Elminster can also train clerics, fighters, and thieves; later writeups of him gave him a few levels in all the major classes but still not enough to train 39th level clerics. Elminster himself was only a 26th level mage in 1st edition Forgotten Realms, which means even he can't train party mages.
My opinion is that Pools of Darkness is a great game and a pretty good D&D adaptation. DQK is a pretty good game and a pretty good adaptation. The designers couldn't do anything about the fact D&D, particularly 1st ed, breaks down at high levels.
In fact, in 1st ed, once you hit 18th level the gods were supposed to kick you out of Krynn. Guess that would have been a lot less fun for the players though, as you would have only had 4 levels to go after Death Knights of Krynn ended. I think the only trace of this is Knights of the Crown and Sword capping out at 18th level.
A lot of the XP gains in DQoK (and to a lesser extent POD) is 'party gets experience'--I remember getting a few hundred thousand for agreeing to kill some dragons (not killing them, agreeing to) which strikes me as silly.
Basically, they took a gamist (make the game fun) at the expense of simulationist (copy a real game of D&D) approach. Dark Queen of Krynn has covens of 27th level wizards attacking you, and grunt forces in Thenol are 16th level fighters, which basically means they should have conquered the minotaurs and be sailing over the sea to sack Ansalon by now. Granted it makes a little more sense than sticking enough 8th-14th level characters to conquer all of the Forgotten Realms in the middle of a mine (or glacier), but not much. Pools of Darkness kind of had the excuse that only the strongest fighters and wizards would be running around in the post-apocalyptic Realms. But the grunt Zhentil Mages are 10th level or so, and Semmemmon (no. 3 after Manshoon and Fzoul) had only gotten to 12th by 1st ed.
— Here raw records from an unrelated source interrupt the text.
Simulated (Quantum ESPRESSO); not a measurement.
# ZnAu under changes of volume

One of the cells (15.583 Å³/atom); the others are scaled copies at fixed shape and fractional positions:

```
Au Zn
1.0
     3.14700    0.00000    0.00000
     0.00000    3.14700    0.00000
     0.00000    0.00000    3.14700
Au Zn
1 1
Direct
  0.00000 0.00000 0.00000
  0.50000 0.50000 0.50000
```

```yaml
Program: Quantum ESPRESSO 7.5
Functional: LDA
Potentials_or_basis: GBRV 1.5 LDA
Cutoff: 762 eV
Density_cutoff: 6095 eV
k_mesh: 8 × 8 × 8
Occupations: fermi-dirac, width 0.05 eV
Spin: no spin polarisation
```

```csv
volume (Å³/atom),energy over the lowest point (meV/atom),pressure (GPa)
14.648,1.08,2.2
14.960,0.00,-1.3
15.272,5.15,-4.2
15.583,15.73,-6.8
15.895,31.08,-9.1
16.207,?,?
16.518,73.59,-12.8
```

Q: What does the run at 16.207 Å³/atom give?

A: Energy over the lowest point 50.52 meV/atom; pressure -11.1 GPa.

I think one of the other things holding them back was that the standard high-end enemies, the demons and devils, were sort of being downplayed due to the Satanic D&D Panic of the 80s. Bane's lieutenants are t'a'n'a'r'r'r'i, not 'demons'. They also probably didn't have enough left in 640K to program all the spell-like abilities in; Gothmenes should be able to toss uninterruptable fireballs at you (since they used 2nd ed stats for him) like a death knight in addition to swinging his vorpal longsword around.
Another thing (confirmed by a post on TSI's website) is that they were apparently constrained by IP rules at this point; I guess TSR got annoyed at them killing Lord Soth and Kitiara (more or less) in Death Knights of Krynn.
In short, they had the 640K limit, the brokenness of the rules at that level, and late-80s PC and TSR's legal department to deal with, and they still did a pretty good job.